Today, we have 280 salespeople that focus on the wholesale market, and they will be able to go to their existing customer base and add on this wave product. So the idea was, with the unique advantages we bring to the table, we should be able to get to the same kind of market share and do it in about a third the time. So that's the top-down view. Let's start with the bottom up. We took each of those reps, we canvassed them against their existing deck of accounts, said: How many of these accounts are potential wave customers? How many waves do they currently buy from others? What percentage of their business could we win, and how many waves could we in fact sell each month? On that bottoms-up approach, we actually came up with a little higher number than $500 million.
We looked at our gain in market share, both on a top-down and bottoms-up view.

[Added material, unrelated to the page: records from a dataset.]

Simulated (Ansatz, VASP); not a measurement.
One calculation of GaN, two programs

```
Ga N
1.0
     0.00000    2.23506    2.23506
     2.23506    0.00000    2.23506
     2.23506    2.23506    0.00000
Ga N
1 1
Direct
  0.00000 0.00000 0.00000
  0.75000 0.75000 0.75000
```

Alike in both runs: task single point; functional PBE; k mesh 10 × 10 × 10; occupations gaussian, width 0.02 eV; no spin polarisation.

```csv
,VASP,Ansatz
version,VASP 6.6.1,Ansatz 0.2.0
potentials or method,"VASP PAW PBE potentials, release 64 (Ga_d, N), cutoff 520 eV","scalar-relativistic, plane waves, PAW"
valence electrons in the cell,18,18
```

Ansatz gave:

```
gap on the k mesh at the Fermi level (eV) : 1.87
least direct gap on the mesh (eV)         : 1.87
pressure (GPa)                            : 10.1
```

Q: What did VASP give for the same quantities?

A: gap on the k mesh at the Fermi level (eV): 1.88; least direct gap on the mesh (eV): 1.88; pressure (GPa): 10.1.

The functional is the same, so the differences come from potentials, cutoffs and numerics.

Got it. And you kind of touched on your key differentiation to, I guess, succeed in the market with your kind of unique routes, time to provision, lower price. Do you anticipate the competition to play defense? And what do you expect to kind of see on that end?
Well, I think we've already seen a little bit of defensive action in that dark fiber sale that you mentioned at the beginning of our discussion. You know, for 20 years, that particular vendor had been reticent to sell dark fiber. In fact, had regretted the sale they had made to us 25 years ago. That's clearly changed. I think it's a recognition that the wavelength market is going to become more competitive. It is a big market. There's room for multiple players, but I think the ubiquity of our footprint, the pricing that we can bring, give us some real advantages. Remember, 3/4 of the wave purchasers are already buying internet access from Cogent today. The other 25% of the market, that's not an internet customer of Cogent, does in fact have a knowledge of who we are and has interacted with our sales force.
So it's very different than going out and saying, "Cogent who? Who's my salesperson? What are you calling me about?" And now it's, "We know that you have wavelengths, and we have to win that business on a route-by-route, wave-by-wave basis." So I don't think this is a market share gain by big global deals, but rather proving in the value on each and every link that we sell. And it's simple; if we can deliver it faster, at a better location, with greater reliability, and do it at a lower price point, we will win share.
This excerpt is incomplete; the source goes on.